I’m not an architect, but I’d guess that to become a successful one you spend a long while on the basic techniques, start trying things that haven’t been done before, move on when they don’t work and after some time of this end up confident, capable and with a unique, distinctive style. It’s a necessary process if you want an original voice but you probably wouldn’t want to live in any of the early experiments. This EP, hot on the heels of their excellent ‘The Superhero EP’, is a musical equivalent of this phenomenon: three quick-fire songs, this time all done in under nine minutes, which see the band expanding their stylistic palette with confidence and aplomb but not always with unqualified success.
‘Christopher’ begins the EP with a lively African groove, a sparsely arranged bed for the band’s excellent harmony vocals to draw a portrait of a wannabe hipster which is unusually cynical for the band. There’s a rather unexpected and incongruous synth solo in a different key from the rest of the track and a kick-ass run in to the very brief chorus but otherwise it just feels a bit insubstantial. ‘Elton John’ – track two, not a special guest – bursts straight in with an enormous distorted squelchy synth riff which is winningly distinctive but ultimately grates with repetition, and the rest of the band take inspiration from Barry Manilow’s ‘Copacabana’ and explore their own lounge disco reverie. The vocals are, as ever, solid and lush and save the song from being, well, borderline unlistenable.
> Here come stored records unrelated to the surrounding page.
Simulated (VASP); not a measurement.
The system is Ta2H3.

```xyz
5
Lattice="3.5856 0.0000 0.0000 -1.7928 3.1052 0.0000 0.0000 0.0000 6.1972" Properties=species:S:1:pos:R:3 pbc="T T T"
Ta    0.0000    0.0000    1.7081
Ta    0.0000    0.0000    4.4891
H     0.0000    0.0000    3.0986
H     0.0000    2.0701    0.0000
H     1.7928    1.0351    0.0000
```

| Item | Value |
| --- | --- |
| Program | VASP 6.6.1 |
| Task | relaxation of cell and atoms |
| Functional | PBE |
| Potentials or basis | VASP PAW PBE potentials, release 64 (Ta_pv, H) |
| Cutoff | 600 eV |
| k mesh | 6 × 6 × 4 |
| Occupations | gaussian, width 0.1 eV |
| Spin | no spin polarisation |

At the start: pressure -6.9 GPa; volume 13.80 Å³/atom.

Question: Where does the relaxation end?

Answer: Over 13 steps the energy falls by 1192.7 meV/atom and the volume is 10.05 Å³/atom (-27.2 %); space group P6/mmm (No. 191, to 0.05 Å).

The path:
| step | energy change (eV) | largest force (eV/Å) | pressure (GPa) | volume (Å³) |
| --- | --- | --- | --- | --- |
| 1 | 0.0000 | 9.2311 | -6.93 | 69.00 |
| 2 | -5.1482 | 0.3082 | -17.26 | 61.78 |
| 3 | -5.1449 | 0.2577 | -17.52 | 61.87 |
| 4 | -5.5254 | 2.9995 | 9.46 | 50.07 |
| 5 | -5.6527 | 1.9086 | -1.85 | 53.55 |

But EP closer ‘Plastic’ is back in safer Alphabet Backwards territory: they let the acoustic guitar back in to drive a high-speed summer ballad. After the previous two tracks it’s refreshing and energising: it’s vivacious, impatient, wide-eyed, boundlessly energetic, very pretty and very confident, with the excitement of someone who’s just mastered a new skill and can’t wait to show it off. The structure, story, performance and production are perfect and it’s the standout track by some margin, but that’s not to dismiss the other two tracks – this wouldn’t be nearly as interesting a record without them. ‘Elton John’ feels like the band’s equivalent of Stornoway’s ‘The Good Fish Guide’, distinctive enough to become a live favourite (if it isn’t already) but irritating enough that it should possibly be quietly forgotten when the band are doing bigger things – which they’ll be doing before too long at this rate. A few quick-fire EPs like this and the band should quickly have the chops, the nous and the experience to put together a cracking album. This EP is a ‘forgotten gem’ in the making; buy it, keep it, file it and then dig it out when the band are touring the world. It’s a bold experiment that doesn’t always work, but then the most exciting things are based on experiments that don’t work, and Alphabet Backwards are still a pretty damn exciting thing.